Patchwork [2,of,6,v2] util: add an elapsed time wrapper

login
register
mail settings
Submitter Simon Farnsworth
Date Feb. 2, 2017, 7:18 p.m.
Message ID <12d0ac224bb34691d44a.1486063136@devvm022.lla2.facebook.com>
Download mbox | patch
Permalink /patch/18301/
State Accepted
Headers show

Comments

Simon Farnsworth - Feb. 2, 2017, 7:18 p.m.
# HG changeset patch
# User Simon Farnsworth <simonfar@fb.com>
# Date 1486063056 28800
#      Thu Feb 02 11:17:36 2017 -0800
# Node ID 12d0ac224bb34691d44a2cead5b9795a6cfc2490
# Parent  f443bd95a948aaed36e81edb884085fc2f0f5acf
util: add an elapsed time wrapper

We want to log the time spent in various commands. Add a wrapper class that
can be used to measure time taken by a function or all members of a class
Bryan O'Sullivan - Feb. 2, 2017, 7:32 p.m.
On Thu, Feb 2, 2017 at 11:18 AM, Simon Farnsworth <simonfar@fb.com> wrote:

> util: add an elapsed time wrapper
>

To be honest, this seems like a heavily over-engineered approach to me.

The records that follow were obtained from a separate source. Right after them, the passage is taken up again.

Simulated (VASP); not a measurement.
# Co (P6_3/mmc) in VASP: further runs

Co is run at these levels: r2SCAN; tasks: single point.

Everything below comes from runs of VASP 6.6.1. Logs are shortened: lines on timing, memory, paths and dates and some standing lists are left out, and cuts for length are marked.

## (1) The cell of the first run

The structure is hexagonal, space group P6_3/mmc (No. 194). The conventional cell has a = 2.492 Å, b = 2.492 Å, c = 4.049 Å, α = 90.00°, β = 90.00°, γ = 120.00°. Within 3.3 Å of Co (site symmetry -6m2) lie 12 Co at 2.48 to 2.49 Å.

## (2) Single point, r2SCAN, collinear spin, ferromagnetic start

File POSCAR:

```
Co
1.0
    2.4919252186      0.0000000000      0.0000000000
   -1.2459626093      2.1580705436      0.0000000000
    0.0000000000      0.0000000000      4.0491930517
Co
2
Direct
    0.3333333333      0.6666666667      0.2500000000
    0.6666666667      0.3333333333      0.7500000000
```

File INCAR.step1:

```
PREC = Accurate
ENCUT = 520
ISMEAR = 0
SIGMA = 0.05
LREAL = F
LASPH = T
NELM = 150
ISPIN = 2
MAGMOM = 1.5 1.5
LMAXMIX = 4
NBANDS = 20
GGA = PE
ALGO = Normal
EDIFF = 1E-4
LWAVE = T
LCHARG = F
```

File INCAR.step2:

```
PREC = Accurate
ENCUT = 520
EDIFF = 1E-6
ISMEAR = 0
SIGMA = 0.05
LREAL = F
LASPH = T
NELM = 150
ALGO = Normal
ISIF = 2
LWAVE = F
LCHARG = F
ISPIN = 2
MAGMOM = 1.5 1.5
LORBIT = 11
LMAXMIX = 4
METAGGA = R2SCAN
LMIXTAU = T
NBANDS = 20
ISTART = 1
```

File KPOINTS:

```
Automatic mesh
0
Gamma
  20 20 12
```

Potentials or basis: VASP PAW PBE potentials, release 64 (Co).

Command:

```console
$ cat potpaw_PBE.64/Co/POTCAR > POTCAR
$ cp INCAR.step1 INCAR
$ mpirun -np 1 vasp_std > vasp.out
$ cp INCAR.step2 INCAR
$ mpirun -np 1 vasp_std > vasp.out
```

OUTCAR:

As it happens, I've got a less mature patch set in the same space, which
I'll put out as an RFC within the next few days, so we can compare and
contrast the two.
Bryan O'Sullivan - Feb. 3, 2017, 12:54 a.m.
On Thu, Feb 2, 2017 at 11:32 AM, Bryan O'Sullivan <bos@serpentine.com>
wrote:

>
> To be honest, this seems like a heavily over-engineered approach to me.
>

I don't like giving such vague feedback, but I was hopping off the shuttle
this morning and couldn't write anything more concrete at the time. Sorry
about that.

I also feel somewhat apologetic about seagulling in abruptly with a
critique after months and months of silence, but ... hi?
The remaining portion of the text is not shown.